Aging or damaged wind turbine blades can be shredded to make products like cement, sports clothing, injectable plastic pellets and even gummy bears and sports drinks.
Innovation and scientific break-throughs have transformed what was largely a non-recyclable item just a few years ago into new and alternative uses, according to industry experts.
News accounts detailed projections of thousands upon thousands of the behemoth blades piling up in landfills around the nation and world when they passed their usable life.
“Around four years ago, that claim was fairly true,” said Grady Howell, program manager of Blade Sustainability/Recycling for Vestas American Wind Technology. “The industry has changed very quickly regarding composite recycling.”
When the wind is blowing in Maine, these massive blades, some as large as 200 feet long and weighing as much as 52,000 pounds, rotate atop towers to produce electricity on wind farms dotting the state. As the use of wind technology spreads across the nation and the state, what happens to the discarded wind blades is important to environmentally conscious Mainers.
There are two wind farms in Aroostook County, Mars Hill and Oakfield. Mars Hill was the state’s first wind farm, installed in 2006 along a ridge in the small town.
But what would be the largest wind farm in the northeast is proposed for 175,000 acres of forestland in Aroostook. With 170 wind turbines, the $2 billion project is four times larger than Oakfield. The King Pine Wind project is conducting feasibility studies as required by Maine law.
Unless damaged by storms or other causes, the blades on Mars Hill’s 22 wind turbines should live for about 10 more years depending on weather, according to industry projections. Oakfield’s 48 wind turbines were installed in 2016 and they should be in place for another 15 or so years.
According to the U.S. Wind Turbine Database, 72,669 wind turbines are located in 43 states plus Guam and Puerto Rico. The database lists 23 wind farms with 379 individual turbines in Maine, from Passadumkeag to Vinalhaven.
Until recently, when these blades reached the end of life or became damaged, they would have likely been trucked to massive wind blade graveyards in places like Wyoming. Today, that’s unlikely because with new processes the blades are more than 95 percent recyclable, according to Howell.
Vestas, the largest wind blade manufacturer in the world, makes the blades for Onward Energy, which owns three Maine wind farms including Aroostook County’s Oakfield Wind Farm with 48 turbines, Bingham Wind Project with 56 turbines and Hancock in Hancock County with 17.
“Generally I don’t think that’s how most people get rid of their turbine blades today,” said Stacey Fitts, senior director of asset management at Renewables for Onward Energy. “Those (in landfills) likely came from turbines that became obsolete. Most of the modern turbines are recycled.”
Fitts said Onward Energy had to replace a couple of damaged blades in North Dakota and a handful in Texas, but not a whole site. In Maine, they replaced one defective blade at the Oakfield farm.

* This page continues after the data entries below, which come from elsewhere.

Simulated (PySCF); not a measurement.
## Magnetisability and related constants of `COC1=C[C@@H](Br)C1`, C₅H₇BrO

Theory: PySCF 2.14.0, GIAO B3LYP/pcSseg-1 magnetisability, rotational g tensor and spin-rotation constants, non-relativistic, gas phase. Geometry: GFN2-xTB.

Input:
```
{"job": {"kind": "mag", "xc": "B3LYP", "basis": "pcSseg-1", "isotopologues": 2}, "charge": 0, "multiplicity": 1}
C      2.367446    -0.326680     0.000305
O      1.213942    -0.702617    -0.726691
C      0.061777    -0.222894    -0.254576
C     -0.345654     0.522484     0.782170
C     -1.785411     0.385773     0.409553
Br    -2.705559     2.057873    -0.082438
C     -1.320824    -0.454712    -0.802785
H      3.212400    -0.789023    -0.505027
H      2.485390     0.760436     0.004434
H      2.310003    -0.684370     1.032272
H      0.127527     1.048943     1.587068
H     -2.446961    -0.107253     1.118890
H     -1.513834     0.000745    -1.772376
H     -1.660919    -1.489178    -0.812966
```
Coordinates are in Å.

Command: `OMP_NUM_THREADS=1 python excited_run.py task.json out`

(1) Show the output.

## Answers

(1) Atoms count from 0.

“The blade itself was shredded and broken into small parts and sent to an incinerator. Then they took the ash and it was put into concrete,” Fitts said. “I don’t think, generally, anybody wants these things to just be thrown off in a trash pile somewhere. And it wouldn’t make you very popular locally. ”
Not all damaged blades must be replaced, some can be repaired, Fitts said, adding that Onward Energy often uses Coastal Composites, a blade repair company that originated in Maine and now repairs blades throughout the United States from its Texas location.
When blades eventually reach the end of life, the trend is to repower them, according to Fitts. Sometimes they can reuse the tower with a new turbine on top and sometimes they are torn down and a new one installed, he said.
Howell said that Vestas started its recycling program in late 2020, and went commercial in 2021, recycling 1,600 tons of blades. In 2022, it recycled 5,000 tons by burning it for its energy content and mixing its remnants into a type of cement, he said.
According to the American Chemical Society, several companies, like Vestas, in the United States and Europe are working on recycling the blades and these new technologies are creating a sustainable circular economy from blades that were previously doomed to inundate landfills.
Global Fiberglass Solutions in Bellevue, Washington, transforms the blades’ fiberglass composites into small pellets that can be turned into injectable plastics. Michigan University scientists found a way to extract a food-grade lactate from more modern wind blade resins and created gummy bears made from recycled blades. European designers turned discarded blades into playgrounds in the Netherlands, and in Denmark and Ireland, the blades’ aerodynamic curves make for interesting bicycle shelters and bridges.
Robert Sanford, University of Southern Maine emeritus professor of environmental planning and environmental assessment, points to Carbon Rivers in Tennessee as an example of wind blade recycling innovation. The company uses a high heat process to transform the recycled blades into nonwoven fabrics, continuous textile yarns, automotive sheet molding compounds and plastic injection molding pellets.
The company has already upcycled a few thousand metric tons and is gearing up to take in more than 50,000 metric tons annually, according to the U.S. Department of Energy. Carbon Rivers is on tap to become the first U.S.-based full-scale glass fiber recycling facility. Projections say it will be able to process from 5,000 to 7,000 fiberglass wind turbine blades each year, depending on blade size and generation, according to the DOE.
Sanford, who has spent his career exploring alternative housing options, wonders if the blades could eventually be used to create housing or large shelters for the homeless.
“When you look at the thickness of the blades,” he said. “Why not make structures?”